The Lynx should actually be an interesting team to watch this season. The young, emerging talent, led by Augustus and Wiggins, will be fun to see flying down the court and shooting at will. The point guard tandem, if Harding can get healthy and stay that way, is a fascinating contrast in styles that could combine nicely if Don Zierden can find a way to use both of them. But they’ve got the least talented group of posts in the league, and it’s not even all that close (except for Atlanta, who doesn’t count, and probably have more talent anyway). I’d love to see them prove me wrong, but barring a big trade it looks like another trip to the lottery and more prayers to the ping-pong ball gods for the Lynx.

 

Significant additions: LaToya Pringle, Le’Coe Willingham, Barbara Farris
Significant losses: PENNY TAYLOR, Kelly Schumacher, Belinda Snell, coach Paul Westhead

Probable starting lineup:
PG: Kelly Miller
SG: Cappie Pondexter
SF: Diana Taurasi
PF: Eeeeeeeeeek!
C: Tangela Smith

Bench includes: Kelly Mazzante, Pringle, Willingham, Farris (one of whom will have to start, obviously), Jennifer Derevjanik

Remember Marlon Brando as Stanley Kowalski in the classic film version of ‘A Streetcar Named Desire’? That’s what springs to mind when I think of Mercury fans in recent weeks, but instead of anguished cries of “Stella!” it’s screams of “Penny!” that have rent the air in Phoenix (in my overactive imagination, at least). Penny Taylor and the Mercury recently announced that Taylor will miss at least the pre-Olympic part of the WNBA season to rest and train with the Australian national team, which in practice means no Taylor for a minimum of 27 of the 34 regular season games. A legitimate MVP candidate in 2007, Taylor made a lot of what Phoenix did last season possible, and without her it’s going to be very, very difficult to repeat the feats of a year ago.

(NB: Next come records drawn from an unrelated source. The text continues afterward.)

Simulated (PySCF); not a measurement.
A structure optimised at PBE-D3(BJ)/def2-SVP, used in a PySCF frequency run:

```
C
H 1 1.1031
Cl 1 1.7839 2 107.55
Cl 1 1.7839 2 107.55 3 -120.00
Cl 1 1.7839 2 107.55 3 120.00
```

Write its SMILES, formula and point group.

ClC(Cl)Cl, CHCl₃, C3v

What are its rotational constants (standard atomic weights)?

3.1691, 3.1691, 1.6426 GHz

Of course, the 2007 WNBA Champions still have a whole host of talent on their roster, bringing back practically all the other perimeter players from the squad that won that ring last year. Kelly Miller is the consummate point guard for their helter-skelter run-and-gun system, pushing the ball as much as possible, willing to take a backseat to the stars alongside her but capable of hitting her shots when they’re there to be hit. Cappie Pondexter is an outstanding talent at the off-guard spot, capable of creating her own shot whenever she wants and getting to the rim at will. She’s one of those few players that even dyed-in-the-wool, WNBA-hating NBA fans will watch and immediately enjoy for her athleticism and innate ability with the ball in her hands. And at the head of it all, leading the Mercury with her superior skills and Energizer bunny mouth, is Diana Taurasi. Her ability to score from anywhere on the court at any time is her most noticeable attribute, but her distribution and general all-around offensive game make her a nightmare match-up for anyone in the league. Kelly Mazzante showed last season that she’s a useful backup to either Pondexter or Taurasi on the perimeter, and she’ll be relied upon to repeat that, especially as Belinda Snell, their other sharpshooter off the bench, will be back in Australia with Taylor. Jennifer Derevjanik will again be a perfectly acceptable backup for Miller whenever called upon to help out at the point.

Here’s where things get worrisome for the Mercury. Although she’s a prototypical small forward, in Phoenix’s frenetic ‘PaulBall’ system Taylor was the perfect ‘power’ forward, working tirelessly inside against much bigger players and creating countless mismatches when she had the ball in her hands. She’s also one of the best finishers in the league when she gets inside, showing a repeated ability the snake to the rim and complete the basket, regardless of how much contact she might take on the way. Without her, it’s going to be hard for Phoenix to compensate. Tangela Smith had a successful first year as a ‘center’ in Phoenix, despite her natural instincts to play like a wing, and the reliance on her to play defense and rebound will only grow with Taylor out of the mix. The fifth spot on the floor is still up in the air. Barbara Farris and Le’Coe Willingham have been brought in to add some beef to the post situation, but Farris is aging and was mired on the bench in New York last season, while Willingham was hardly setting the world on fire in limited minutes in Connecticut. They should be able to replace Kelly Schumacher’s production from last year, but that would still leave the Taylor-sized hole. The Merc were delighted that LaToya Pringle fell to them with the 13th pick in the draft and she’ll quickly get the chance to prove herself, but to expect a rookie to replace one of the best players in the world would be pure folly.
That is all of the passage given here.